Au Revoir, Les Enfants (1987) Louis Malle

I've now seen over a third of Louis Malle's films, this being the twelfth of 33, and it seems to be regarded as his best. What I've seen so far has been massively variable, from what seemed to be stunningly average films like Crackers and A Very Private Affair, to say nothing of reality documentaries that didn't seem to gel like Place de la république, up to true classics like Lacombe Lucien and especially Elevator to the Gallows.

As you'd expect from the title, it's a story about children, which is promising given the penchant for child characterisation that Malle showed in Zazie dans le métro, Lacombe Lucien and especially Murmur of the Heart. It's also semi-autobiographical, which adds even more depth. The character based on Malle himself is the lead, Julien Quentin, who is packed off at the beginning of the film to a convent school, St John of the Cross. We're in war time so maybe a convent school is the best place to be, but the air raids apply here too.

Much of the film centres around the relationship of Julien Quentin to a new arrival in school, Jean Bonnet. Initially it's antagonistic on the level of any reaction to a new arrival, but gradually they become closer. Part of it has to do with things they have in common, like reading and being smart and though shared adventures, but much of it is through a shared secret after Julien discovers Jean's real name and the fact that he's really Jewish.

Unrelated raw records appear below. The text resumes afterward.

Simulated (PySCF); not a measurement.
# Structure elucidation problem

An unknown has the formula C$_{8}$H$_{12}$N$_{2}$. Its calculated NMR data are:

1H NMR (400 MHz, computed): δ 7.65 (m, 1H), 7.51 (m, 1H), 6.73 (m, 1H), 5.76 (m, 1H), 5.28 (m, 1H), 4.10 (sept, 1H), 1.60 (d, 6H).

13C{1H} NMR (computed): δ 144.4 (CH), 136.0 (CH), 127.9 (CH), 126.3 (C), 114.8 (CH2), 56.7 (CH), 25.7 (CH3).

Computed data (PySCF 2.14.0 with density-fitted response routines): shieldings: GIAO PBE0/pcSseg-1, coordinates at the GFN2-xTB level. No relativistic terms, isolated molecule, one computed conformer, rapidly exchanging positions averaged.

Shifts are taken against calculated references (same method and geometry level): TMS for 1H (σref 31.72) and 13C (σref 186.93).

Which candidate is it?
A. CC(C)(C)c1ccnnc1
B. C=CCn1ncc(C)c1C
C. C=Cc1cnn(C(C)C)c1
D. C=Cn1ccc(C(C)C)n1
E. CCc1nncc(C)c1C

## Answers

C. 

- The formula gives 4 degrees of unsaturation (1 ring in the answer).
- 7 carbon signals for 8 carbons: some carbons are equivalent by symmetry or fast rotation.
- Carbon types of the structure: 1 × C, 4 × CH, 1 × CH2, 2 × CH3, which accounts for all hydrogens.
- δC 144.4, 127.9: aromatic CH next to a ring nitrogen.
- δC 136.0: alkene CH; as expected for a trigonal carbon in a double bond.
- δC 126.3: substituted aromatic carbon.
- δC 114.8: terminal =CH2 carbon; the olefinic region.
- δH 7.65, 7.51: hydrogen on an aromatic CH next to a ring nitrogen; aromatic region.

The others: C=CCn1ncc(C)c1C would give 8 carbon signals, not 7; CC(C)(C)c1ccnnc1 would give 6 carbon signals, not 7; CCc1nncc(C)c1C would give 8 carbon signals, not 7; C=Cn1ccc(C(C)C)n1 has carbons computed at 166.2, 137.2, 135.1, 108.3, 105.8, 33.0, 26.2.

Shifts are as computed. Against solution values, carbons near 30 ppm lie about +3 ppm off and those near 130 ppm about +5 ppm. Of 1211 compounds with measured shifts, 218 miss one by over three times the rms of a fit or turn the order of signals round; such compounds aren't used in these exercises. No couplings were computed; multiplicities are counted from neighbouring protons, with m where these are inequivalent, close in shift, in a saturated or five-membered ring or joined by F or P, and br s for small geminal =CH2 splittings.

Mostly though, this isn't about plot. The details of it are there not as entities in themselves but as points in the development of the characters and it's the characters that matter. The bigger story is one that isn't really told, at least not specifically. It's the bigger story of the war, and has one angle that seemed a little surprising to me. The Germans are certainly the enemy generally, with the heroes happy to give them bad directions, hide Jews and work for the resistance, but Malle often depicts German soldiers as good guys individually. His true vitriol is reserved for French collaborators, either those deliberately working for the Germans or those who do so in moments of weakness.

As much as this film is about the big picture, there are some truly blistering scenes that can't help but hit very hard indeed. The first is a happy one, watching the faces of the entire school watch Charlie Chaplin in The Immigrant. The second is when they come for Jean, which is heartbreaking. The third is the finale, which is as inevitable as it is full of suspense. All three really pull at the heartstrings. No wonder that Louis Malle himself was in tears at the film's premiere in 1987.